From Dave Brigham:
I visited Framingham, Mass., a few times several years ago with my son as we checked out commuter trains coming in and out of the area (see May 19, 2014, "Another Link in the Chain"). Recently, on a somewhat limited time budget, I explored as much as I could of the downtown of what until recently was the largest town in the Commonwealth.
Framingham for years billed itself as the largest town in Massachusetts. Some locals even referred to it as the largest town in the country. With more than 72,000 residents as of four years ago, and an area of 26.4 square miles, Framingham was indeed a substantial burg, one whose industrial history dates back before the Civil War. But on January 1, 2018, after residents voted, Framingham switched from a town-meeting system to a mayor-council government, and officially became a city.
The city is bisected by both Route 9 and the Massachusetts Turnpike. The downtown area is located in the southern section, where Route 135 is the main thoroughfare. Commuter and Amtrak trains run through the busy area of the city as well. As you can probably guess, I'm interested in this area of the city because of its late-19th century architecture, which includes the former Dennison Manufacturing plant, which I will discuss more below.
After parking in front of the Framingham commuter tain station on Waverly Street, I started walking west and was immediately attracted to the Cardella Building.
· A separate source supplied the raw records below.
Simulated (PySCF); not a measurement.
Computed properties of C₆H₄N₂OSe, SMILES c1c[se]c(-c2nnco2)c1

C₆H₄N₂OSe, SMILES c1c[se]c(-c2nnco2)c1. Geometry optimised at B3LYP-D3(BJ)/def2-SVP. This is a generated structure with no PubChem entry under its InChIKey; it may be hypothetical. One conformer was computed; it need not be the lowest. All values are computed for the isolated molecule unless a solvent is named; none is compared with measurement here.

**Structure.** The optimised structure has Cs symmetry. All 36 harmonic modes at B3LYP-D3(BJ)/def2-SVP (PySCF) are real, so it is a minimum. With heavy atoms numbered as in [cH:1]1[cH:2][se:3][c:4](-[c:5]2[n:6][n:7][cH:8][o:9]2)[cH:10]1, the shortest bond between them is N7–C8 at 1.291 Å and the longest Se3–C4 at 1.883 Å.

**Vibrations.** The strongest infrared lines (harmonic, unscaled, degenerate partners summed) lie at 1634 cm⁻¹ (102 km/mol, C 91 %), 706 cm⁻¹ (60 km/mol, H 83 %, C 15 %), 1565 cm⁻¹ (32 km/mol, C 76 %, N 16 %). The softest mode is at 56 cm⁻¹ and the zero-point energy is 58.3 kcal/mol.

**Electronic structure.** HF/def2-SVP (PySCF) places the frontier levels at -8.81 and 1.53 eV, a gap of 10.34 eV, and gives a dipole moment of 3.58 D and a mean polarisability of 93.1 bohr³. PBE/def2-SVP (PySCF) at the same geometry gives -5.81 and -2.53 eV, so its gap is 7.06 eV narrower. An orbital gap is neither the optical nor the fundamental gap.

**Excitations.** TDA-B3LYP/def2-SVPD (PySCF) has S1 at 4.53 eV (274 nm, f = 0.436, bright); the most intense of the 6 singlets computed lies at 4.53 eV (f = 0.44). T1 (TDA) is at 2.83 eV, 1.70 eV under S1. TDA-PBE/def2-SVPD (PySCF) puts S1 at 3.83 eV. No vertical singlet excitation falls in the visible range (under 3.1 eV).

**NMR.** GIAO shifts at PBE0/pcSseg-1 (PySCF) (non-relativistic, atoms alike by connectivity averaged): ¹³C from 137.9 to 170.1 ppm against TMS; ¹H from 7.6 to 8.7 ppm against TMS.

Built around the turn of the 20th century, this building is currently home to Papalote Estilo Barber Shop and Gold Refinery, which buys gold and diamonds, and repairs watches and jewelry. I've been unable to find out why this place is named Cardella.
Heading west, I curved onto Fountain Street and found one of my favorite things, a social club.
The Columbus Club building dates to around 1930, but I believe the organization goes back to 1908.
It was at this point that I made a fateful decision to keep heading west-northwest along Fountain Street, as I'd caught a glimpse of a big industrial complex that I wanted to check out. Dating to 1906, these buildings turned out to be the former R.H. Long Shoe Company. Now known as Bancroft Lofts, this complex was once home to various companies manufacturing shoes, leather goods and auto bodies. Everything was too tidy for me, so I kept my camera down and kept walking.
Arriving at the intersection of Fountain Street and Dudley Road, I had a choice to make: go up Dudley and see how long it took to get around Farm Pond; continue along Fountain Street, which didn't look very promising; or turn back and cover ground that I'd already trod upon. Because it was super-hot and humid, I opted for the latter. It was only after the fact that I realized the magnificent Lloyd's Diner was just a little further up Fountain Street. So I made a special trip back a few weeks later to shoot some photos.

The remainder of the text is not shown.